The art market continues to generate profits for savvy collectors. Recent auctions at Christie’s, Sotheby’s and Phillips de Pury generated sales of $635 million, exceeding most expectations.
According to the Economic Times, Christie’s raised a total of $325.9 million and a near 100% sale for its post-war and contemporary art sale. Sotheby’s recorded its third-highest total for a contemporary art sale and the highest since May 2008 with $315.8 million. Philips De Pury saw $71.3 million with 85 percent sold by lot.
The strong price performance in many art sub-markets is good news for your clients who collect those works. In some instances, however, your collector-clients may find themselves art-rich but cash-poor, especially if some of their other investments like real estate have declined significantly.
Art banking could provide the liquidity these clients need. It’s a specialized form of lending in which artworks serve as collateral. Several auction houses and major financial institutions offer the service, including Sotheby’s, Bank of America (BAC), Citigroup Private Bank (C), Emigrant Bank and JPMorgan (JPM).
In addition, several boutique lenders specialize in art-backed loans: Fine Art Capital, Art Capital Group and Art Finance Partners, for example.

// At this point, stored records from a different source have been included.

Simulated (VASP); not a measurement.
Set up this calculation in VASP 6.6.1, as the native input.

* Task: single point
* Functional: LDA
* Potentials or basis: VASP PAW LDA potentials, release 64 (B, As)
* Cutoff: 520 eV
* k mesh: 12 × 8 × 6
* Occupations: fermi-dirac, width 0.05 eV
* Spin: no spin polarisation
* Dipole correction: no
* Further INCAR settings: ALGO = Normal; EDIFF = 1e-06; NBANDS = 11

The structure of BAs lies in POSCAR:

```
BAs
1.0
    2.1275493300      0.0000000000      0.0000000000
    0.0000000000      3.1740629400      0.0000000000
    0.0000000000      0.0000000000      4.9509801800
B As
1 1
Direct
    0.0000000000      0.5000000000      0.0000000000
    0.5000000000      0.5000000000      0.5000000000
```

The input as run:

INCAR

Clients’ motivations for borrowing against their art works vary. Claire MacAndrew, editor of “Fine Art and High Finance” lists several:
- Estate-planning strategies
- Asset diversification
- Life insurance premium financing
- Charitable giving
- Annual exclusion transfers
Other borrowers may view their art as potential collateral for other non-art investments. In October, Bloomberg reported that Michael Steinhardt, the former hedge-fund manager who has an extensive art collection, was using part of the collection to secure low-cost funding for real estate investments.